Pyds.get_nvds_buf_surface segmenation fault

Please provide complete information as applicable to your setup.

• Hardware Platform (Jetson / GPU) AGX
• DeepStream Version 5.0
• JetPack Version (valid for Jetson only) 4.4
• TensorRT Version 7.0
• NVIDIA GPU Driver Version (valid for GPU only)

I’m building a short buffer of frames using the python pyds.get_nvds_buf_surface function that can be emited when a specific sequence of events is seen.

When using the function on the first few frame of a stream I recieved a segmenation fault.

This problem does not occur with the same code on the Intel platform.

A work around - After skipping copying the first 4 frames of the stream the process runs stabily.

David

2 Likes

@dnewton

Hello, is it okay to provide us your python script, your configuration files and your logs?
You can use export GST_DEBUG=<num_of_log_level> to get more logs.

Thank you very much.

Please find logs attachedlog.txt (2.3 KB) gts_log.txt (75.9 KB)

where is the segmenation fault log? Manybe you access invalid data in the first 4 frames?

I have run in gdb and attached the log.
If I skip reading the first 4 frames of the stream I have no problem copying the images.
gdb.log (5.5 KB)

Hi @dnewton,
Is it possible to provide the repo?

Thanks!

Hi @dnewton,
ping… thanks!

Sorry - was on holiday.
Please find an example attached based on deepstream-imagedata-multistream
It run on intel but fails on AGX.
To create the mjpeg input file please run the convert script
To test run
“python3 deepstream_imagedata-test.py test.mjpeg frames”
test.zip (5.0 KB)

The same problem happened to me.
The skip workaround worked as well.

Hardware Platform (Jetson / GPU) Jetson Nano
• DeepStream Version 5.01
• JetPack Version (valid for Jetson only) 4.4

For some reason, it began to fail no matter how many frames are skipped.

I confirmed the segfault is caused at exactly the same location as the original post.

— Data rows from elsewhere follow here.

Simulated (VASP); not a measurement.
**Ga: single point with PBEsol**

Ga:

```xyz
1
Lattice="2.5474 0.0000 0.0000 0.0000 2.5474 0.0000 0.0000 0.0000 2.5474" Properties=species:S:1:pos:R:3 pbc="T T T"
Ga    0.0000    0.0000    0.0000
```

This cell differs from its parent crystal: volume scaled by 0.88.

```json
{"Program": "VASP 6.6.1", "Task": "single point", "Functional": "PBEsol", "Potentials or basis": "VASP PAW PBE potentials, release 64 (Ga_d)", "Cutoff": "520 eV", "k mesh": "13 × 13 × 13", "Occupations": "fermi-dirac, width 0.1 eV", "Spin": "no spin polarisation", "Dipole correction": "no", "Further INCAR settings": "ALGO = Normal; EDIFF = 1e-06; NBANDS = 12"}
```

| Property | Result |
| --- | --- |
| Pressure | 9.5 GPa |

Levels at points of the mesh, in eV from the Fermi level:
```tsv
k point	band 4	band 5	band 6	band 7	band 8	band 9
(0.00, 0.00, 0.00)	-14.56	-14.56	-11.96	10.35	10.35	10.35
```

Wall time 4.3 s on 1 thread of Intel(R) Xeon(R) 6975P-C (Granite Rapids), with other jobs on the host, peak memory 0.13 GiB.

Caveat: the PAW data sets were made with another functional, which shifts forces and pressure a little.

Thread 7 "python3" received signal SIGSEGV, Segmentation fault.
[Switching to Thread 0x7f71fff1f0 (LWP 29041)]
0x0000007f8991d6d8 in ?? () from /usr/lib/aarch64-linux-gnu/libpixman-1.so.0
(gdb) bt
#0  0x0000007f8991d6d8 in  () at /usr/lib/aarch64-linux-gnu/libpixman-1.so.0
#1  0x0000007f71ffd640 in  ()

yes, I can reproduce this issue with sample @dnewton provided, but didn’t get chance to debug it.
WIll find time to look into it.
Any informantion that can help debug is apprecaited!

Thanks!

1 Like

I suspect the downstream nvdsosd is the direct cause of segfault.
When it is replaced with fakesink, I haven’t observed the segfault.
Also, it is only triggered when nvinfer detects something, even though I don’t directly manipulate object metadata it generates.

@mchi Encountered the same problem when tried to use pyds.get_nvds_buf_surface inside a chainfunc of a custom Element (just a minor modification of deepstream-imagedata-multistream.py). I tried to replicate the same pipeline used in deepstream-imagedata-multistream.py in my own example with no success. Couldn’t debug after several hours.

@niboshi000 I didn’t use nvosd in my pipeline and used fakesink after the element in which I used pyds.get_nvds_buf_surface, but the error persisted.

1 Like

more information

On start only skipping the copy of the first 4 frames is unreliable - 16 frame is better.

Unfortunately we are also suffering crashes after the device has been running hours/days.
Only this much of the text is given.